Thursday, February 2, 2012

The Digital Divide: It's Not All About Race and Money

When most of us hear the phrase "digital divide" we generally associate the phrase with the access and technology gap among students based on race and economics.  However, I've recently realized that there are two situations unrelated to race or economics that can create a digital divide within school buildings within a district.

 First, there are two schools in my own urban school district that have outfitted two Title I elementary schools with IPads.  One school has chosen to fully integrate technology and use it as an individual incentive for students to self regulate their own behavior.  As a result, student achievement at the school has gone up and surprisingly, discipline issues have been reduced by almost fifty percent.  The second school chose to eliminate technology use entirely for all students for an extended period of time because a few students violated the district's AUP.  Fortunately, technology use was restored after intervention by the area superintendent and parent complaints. In this instance, the digital divide was created by poor decision-making and administrators who failed to recognize the net effect of removing technology from the entire school.  Many of those students only had regular technology use at school.

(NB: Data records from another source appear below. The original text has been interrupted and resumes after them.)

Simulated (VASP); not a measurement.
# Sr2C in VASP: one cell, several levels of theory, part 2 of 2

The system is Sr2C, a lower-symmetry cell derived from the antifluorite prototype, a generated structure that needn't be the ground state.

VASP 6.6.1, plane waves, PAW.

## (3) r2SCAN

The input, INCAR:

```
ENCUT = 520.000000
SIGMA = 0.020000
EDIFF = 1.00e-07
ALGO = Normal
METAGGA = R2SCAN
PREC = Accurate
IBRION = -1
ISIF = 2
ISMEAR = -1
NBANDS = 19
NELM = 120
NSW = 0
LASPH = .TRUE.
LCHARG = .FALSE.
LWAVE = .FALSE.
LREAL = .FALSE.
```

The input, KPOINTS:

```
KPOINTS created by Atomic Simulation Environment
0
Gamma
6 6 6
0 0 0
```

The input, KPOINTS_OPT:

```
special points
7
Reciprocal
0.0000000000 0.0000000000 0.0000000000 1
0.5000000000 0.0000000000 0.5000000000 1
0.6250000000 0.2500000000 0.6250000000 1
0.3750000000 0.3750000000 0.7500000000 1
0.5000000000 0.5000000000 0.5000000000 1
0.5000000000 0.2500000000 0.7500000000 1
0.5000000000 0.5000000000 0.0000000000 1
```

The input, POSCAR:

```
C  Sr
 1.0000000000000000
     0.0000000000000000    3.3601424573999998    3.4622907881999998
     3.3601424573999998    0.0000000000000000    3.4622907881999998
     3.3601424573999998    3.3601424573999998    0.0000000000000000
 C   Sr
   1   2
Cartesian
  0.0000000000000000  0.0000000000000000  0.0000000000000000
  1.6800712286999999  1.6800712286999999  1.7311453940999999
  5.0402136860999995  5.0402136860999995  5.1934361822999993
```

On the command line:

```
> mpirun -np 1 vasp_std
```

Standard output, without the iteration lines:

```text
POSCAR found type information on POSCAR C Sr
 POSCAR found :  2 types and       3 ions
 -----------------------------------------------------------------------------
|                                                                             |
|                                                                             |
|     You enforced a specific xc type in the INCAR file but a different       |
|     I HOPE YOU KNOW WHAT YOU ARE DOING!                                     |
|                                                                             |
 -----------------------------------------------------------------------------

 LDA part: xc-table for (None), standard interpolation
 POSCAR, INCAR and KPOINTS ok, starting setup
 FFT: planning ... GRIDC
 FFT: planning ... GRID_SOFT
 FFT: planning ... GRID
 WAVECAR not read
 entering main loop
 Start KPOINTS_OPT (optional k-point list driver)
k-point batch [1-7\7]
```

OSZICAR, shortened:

Second, I was a parent volunteer at a magnet elementary school and every week I witnessed some students regularly using computers to perform computer based learning and research.  On the second floor in the same school I noticed other students never used computers other than the two weeks every quarter of a one hour technology class.  The students who used it all the time had teachers who were teck savvy and accepted the benefits technology offered to improve and supplement education.  The teachers for the non users did not make time or alter lesson plans to include technology.  They were typically not regular tech users or were afraid their students knew more than them.  Here, the digital divide was likely created by teachers based upon their own self efficacy.  The students with regular use are more likely to be better disciplined, be better students and more prepared for a 21st century education.

There are some matters within our control as individuals and as educators.    Each of us can have a lasting impact, positive or negative, on how students feel about technology.  Our goals should be to create as much positive exposure as possible and take school, education and learning beyond the hallways and walls of the school building.